This article is the next one, following The Kaunas Ninth Fort and Memorial, so I’m going to tell you the war history of Lithuania in a simplified way. A Baltic country that’s been through some tough times.
To place yourself in context, you should know that the capital of Lithuania, Vilnius was located on the territory of Poland, Russia and itself. Lithuania was one of the most important centres of Jewish culture from the 16th to the middle of the 20th century.
On February 16, 1918, Lithuania declared their independence and was re-established as a democratic state. But at the end of that same year, the Red Army returns to the country and the Lithuanian–Soviet War began. It was during this war that the Soviet Union intended to establish the Soviet republic with the Baltic countries (Lithuania, Estonia and Latvia) as well as Ukraine, Belarus and Poland. A peace treaty is signed between two parts (Lithuanians and Soviets) and Germany, then the Soviets recognize the country’s independence.
From 1918 to 1940, Lithuania and Poland did not maintain good relations, Vilnius being the capital and populated mainly by Polish, Kaunas became the capital of Lithuania during this period, that’s why Kaunas is a big city and rich in history. The Soviets will restore the city of Vilnius, capital of Lithuania, in 1940.
Laisvės Alėja (literally Liberty Boulevard or Liberty Avenue) in Kaunas
A photo of the bullet-riddled wall of the 9th fort in Kaunas.
In June 1941, Nazi Germany launched a surprise attic against the Soviet Union and conquered the Baltic States in a matter of weeks. In the meanwhile, the Christians of Lithuania welcomed the Nazis as liberators, but the situation turned around and during the 3 years of German occupation, about 200,000 Jews, or almost 95% of the Jewish population of Lithuania, were decimated until 1944.
In 1944, the Soviets and Polish Resistance fighters liberated Vilnius from Nazi occupation. The country becomes Lithuanian Soviet Socialist Republic. During the occupation of the Soviet Union, Lithuanian Jews, citizen and political prisoners were massacred or sent to the gulag in Siberia.
The 600km human chain from Vilnius-Tallinn
The occupation of the Soviet Union lasted until 1990, Lithuania was controlled by the Soviet Union for almost 50 years. On August 23, 1989 roughly two million people from 3 countries Baltics joined hands the Vilnius-Tallinn road in protest against illegal Soviet occupation. On March 11, 1990, Vytautas Landsbergis to declare independence, which was recognized by Russia sometime later.

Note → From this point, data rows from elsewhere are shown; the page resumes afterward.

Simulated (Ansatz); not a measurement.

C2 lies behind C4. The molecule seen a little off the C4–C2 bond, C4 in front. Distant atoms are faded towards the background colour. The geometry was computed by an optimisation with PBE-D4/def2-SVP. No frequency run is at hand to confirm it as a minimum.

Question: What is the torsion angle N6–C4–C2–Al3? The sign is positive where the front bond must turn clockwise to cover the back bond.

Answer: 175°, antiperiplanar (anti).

During the various occupations, Lithuanians followed the Nazis and the Soviets in exterminating the Jewish people following the concept of the Holocaust. In both occupations, between 1939 and 1959, nearly 1,200,000 people (Jews and Lithuanians) died…
Lithuania joined NATO in April 2004, then the European Union on 1 May 2004 and has now been in the eurozone for 5 years.